Submitted by johnson.russell... : Jun 11, 2020 5:04pm

this is not a simple question with a simple answer.
i am very conflicted.
the history buff in me says leave it alone. they are historical figures why change it?
but my conscience says that these people were wrong. they fought on the wrong side of a moral war and they lost. why should they get the honor of have things named after them?
i can see all sides of this story however i feel that by keeping the names we have inadvertently perpetuated the belief that some people have that the confederate war is not over and that the south should continue to fight. The south lost we are no longer north south east west united states. We are the United States of America and as such those who fought to secede from the union and lost should not be honored the way they have been.

Submitted by minijaxter : Jun 11, 2020 5:44pm

We have fought many battles against many countries so are we going to remove all those leaders since we now have citizens living in the US from those countries (Japan, Germany, VietNam, England (red coats)...). It is our countries history, we need to keep it all the good and the bad.

Submitted by gabromm : Jun 11, 2020 6:44pm

First, the Confederate's attacked a U.S. base first. Second the Confederate government illegally separated from the U.S. in violation to treason and an attempt to over-throw the U.S. Government because of the continued arguments and repeated debates about which states west of the Mississippi River would be a slave or free state. Over 700,000 Americans lost their lives fighting for the U.S. against a terrorist, but the U.S. decided not to punish the enemy. Get the facts straight or continue to lie.

Submitted by cewatsonengr : Jun 11, 2020 7:07pm

I will pray for you they had the right to secede no treason look at your founding fathers. Also read about Patons life your learn

Submitted by rwwracing70 : Jul 24, 2020 5:36pm

A rose by any other name is still a rose. However, I'm not sure what is established by changing names other than being an ideology of belief that by changing a name institutes a satisfactory restitution for a historic injustice. It seems more smoke and mirrors as the logistics of 'wiping the names off the face of the earth' would cost the common man tax-wise more than he is willing to pay. Some would say this is a brilliant military tactic to confuse non-Americans (and subsequently Americans). Personally, a majority of military installations I served at no longer exist and/or have changed names to something more 'up-to-date' as they merged with another.
I am very interested in history and believe that symbols of history are important in reminding people what has occurred in the past, good and bad. But I have also seen enough to know that symbols around the world, especially names, can lose importance in the public eye and be replaced by something more popular, that will in time also be replaced. It is up to the historians to ensure the records remain. I only look at the bottom line. What's this going to cost the tax payer?

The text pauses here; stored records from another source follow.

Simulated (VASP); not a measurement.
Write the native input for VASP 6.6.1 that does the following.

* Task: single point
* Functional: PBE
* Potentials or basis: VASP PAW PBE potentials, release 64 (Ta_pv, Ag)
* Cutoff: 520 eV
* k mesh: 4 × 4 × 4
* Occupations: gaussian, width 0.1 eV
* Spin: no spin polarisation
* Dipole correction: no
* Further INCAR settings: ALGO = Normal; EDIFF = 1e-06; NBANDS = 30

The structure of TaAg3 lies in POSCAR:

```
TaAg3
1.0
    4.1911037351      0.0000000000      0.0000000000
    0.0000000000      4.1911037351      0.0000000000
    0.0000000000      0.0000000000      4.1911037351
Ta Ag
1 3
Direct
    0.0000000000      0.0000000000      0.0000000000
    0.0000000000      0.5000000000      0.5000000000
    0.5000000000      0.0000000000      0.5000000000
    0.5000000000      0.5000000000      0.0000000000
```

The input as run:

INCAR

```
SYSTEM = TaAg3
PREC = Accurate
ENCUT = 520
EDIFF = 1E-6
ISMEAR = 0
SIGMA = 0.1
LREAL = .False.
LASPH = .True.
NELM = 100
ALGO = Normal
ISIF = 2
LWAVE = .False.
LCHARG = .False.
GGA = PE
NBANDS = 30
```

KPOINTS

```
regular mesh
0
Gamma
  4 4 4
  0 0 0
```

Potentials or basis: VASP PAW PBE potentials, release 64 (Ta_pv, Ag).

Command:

Submitted by grimseyperryhol... : Jun 11, 2020 8:35pm

You nailed it cewatsonengr. The Confederates initiated the combat and yes, those famous Confederate generals were fighting for those who intended to keep their slaves. However, unless you are selling asterisks we should not rename those military installations. Can you imagine a story which includes the 82nd Airborne at Fort Newlynamed (* the former Fort Brag). We should let it be.

Submitted by jsmella : Jun 11, 2020 8:40pm

Our forefathers designed the US Constitution to be fluid. So follows the military and the names of military bases. Let the historians deal with the fluidity of our American nature.

Submitted by jj_dak : Jun 12, 2020 9:18am

Why do people think that changing a name or taking down a statue is any way is going to change history? Come on people, it's all a part of the history of the United States of America and needs to be preserved and continued to be taught in our schools. Too much of our history is already under attack by those that want it forgotten. We are all immigrants. None of us except for the American Indian is a natural born American. The first people that came ashore started to drive them from their land without mercy and in some places it still continues to this day. The Blacks think they've had it hard, walk in an American Indians shoes for a while and stop you're wining. Leave our history alone!

Submitted by litewalker : Jun 11, 2020 9:50pm

I do not think that removing the Confederate memorials and removing the names of Confederate Generals from our present situation will ever change history, but it might change the future. However, having a military base named after you is a great honor and should be exclusively reserved for those Generals/Admirals that represented our Constitution and the protected of all our citizens. The Confederate Generals failed to live up to this standard.

Submitted by jj_dak : Jun 12, 2020 9:13am

So very true, I think of the American Indian and their hardships and it makes everything else look minor. Taking down a statue does nothing to help the black situation.

Submitted by bluejackie22 : Jun 12, 2020 9:15am

I completely agree.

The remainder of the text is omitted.